The New Model in Technology & Engineering (Nmite), Britain’s first new “greenfield”university in 40 years, has received confirmation of £8 million of start-up funding from the government.

This is the first of two requests for government funding, which will get the project up and running.


Nmite aims to open its doors in September 2019 to the first 300 students at a purpose-built city centre campus in Hereford. It intends to teach more than 5,000 students by 2032. Its new university concept was launched in 2015, which plans to “radically change the way engineering and related technologies are taught in the UK”.

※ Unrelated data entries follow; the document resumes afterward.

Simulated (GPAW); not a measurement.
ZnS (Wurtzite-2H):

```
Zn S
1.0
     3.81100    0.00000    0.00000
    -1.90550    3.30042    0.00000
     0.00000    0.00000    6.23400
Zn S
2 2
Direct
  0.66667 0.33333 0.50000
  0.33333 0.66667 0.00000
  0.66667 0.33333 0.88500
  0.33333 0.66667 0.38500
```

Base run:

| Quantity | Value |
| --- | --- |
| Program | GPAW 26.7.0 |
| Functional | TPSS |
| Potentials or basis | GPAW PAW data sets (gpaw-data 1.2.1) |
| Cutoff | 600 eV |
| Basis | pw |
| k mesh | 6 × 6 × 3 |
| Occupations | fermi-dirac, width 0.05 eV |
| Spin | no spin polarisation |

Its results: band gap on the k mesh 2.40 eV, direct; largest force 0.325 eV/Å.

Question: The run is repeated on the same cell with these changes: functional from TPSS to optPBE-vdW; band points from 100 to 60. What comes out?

Nmite will offer master’s degrees in “liberal engineering” which students will be able to do in three years instead of four. The curriculum will be based around blocks instead of modules, which will integrate technical and non-engineering, liberal, components and seek to solve real-world problems in areas such as agri-engineering, advanced manufacturing, big data and sustainable living.

The curriculum is being developed in partnership with Warwick University and Olin College in Massachusetts, and degrees will initially be awarded by Warwick. The new university will not have any lecture theatres, and will not require students to have maths and physics A-levels.

This new approach is in a bid to attract more students to study engineering and tackle the estimated shortfall of 40,000 engineering graduates.

David Sheppard and Karen Usher, the project’s co-leaders, said that the £8 million investment from government maker the start of a “dramatic change” in the way the country deals with its shortfall of graduate engineers as well as the beginning of transforming the economy of Hereford.

Sheppard and Usher stressed that Nmite will "radically change the way engineering is taught in Britain" and will be inclusive, encouraging high achievers that did not take maths A level, a requirement that "particularly inhibits women"

They also aim to provide pathways to engineering degrees, such advanced apprentices and for experienced technicians and engineers already working in the services.

Sheppard told PE that he hoped the “innovative engineering curriculum and teaching approach” would create a “new kind of engineering graduate for the challenge of today’s interconnected world”.

The government funding will mean that the university will now go ahead with work to create it campus in the heart of Hereford to start shortly.  

“Part of our approach is the very close involvement of businesses to help address their skills shortages, and we are particularly looking for manufacturing and engineering businesses to get involved with developing elements of the curriculum so our graduates have exactly the skills they are looking for” added Sheppard. 

Next steps for Nmite

This public-sector support is matched by financial commitment from local engineering businesses and large organisations such as Cargill and Heineken.

Government support will ultimately provide about a third of the £73 million project and will be used to:

  • Design and build the initial campus in Hereford City and Enterprise Zone
  •  Create the new institution, hire the senior leadership and management
  • Hire the faculty and other staff to create and teach the degree programme
  •  Recruit students and industry partners

Professor Stuart Croft, vice-chancellor at the University of Warwick, which is supporting the new university, said that it would continue to advise and assist as Nmite develops its “innovative degree level engineering teaching provision as a visionary, and thoughtful, new entrant to the higher education sector”.

“The UK needs many more people with engineering skills at all levels and the University of Warwick is pleased to be a partner in a range of initiatives, such as this, that will help meet that need by encouraging more young people to enter engineering,” added Croft.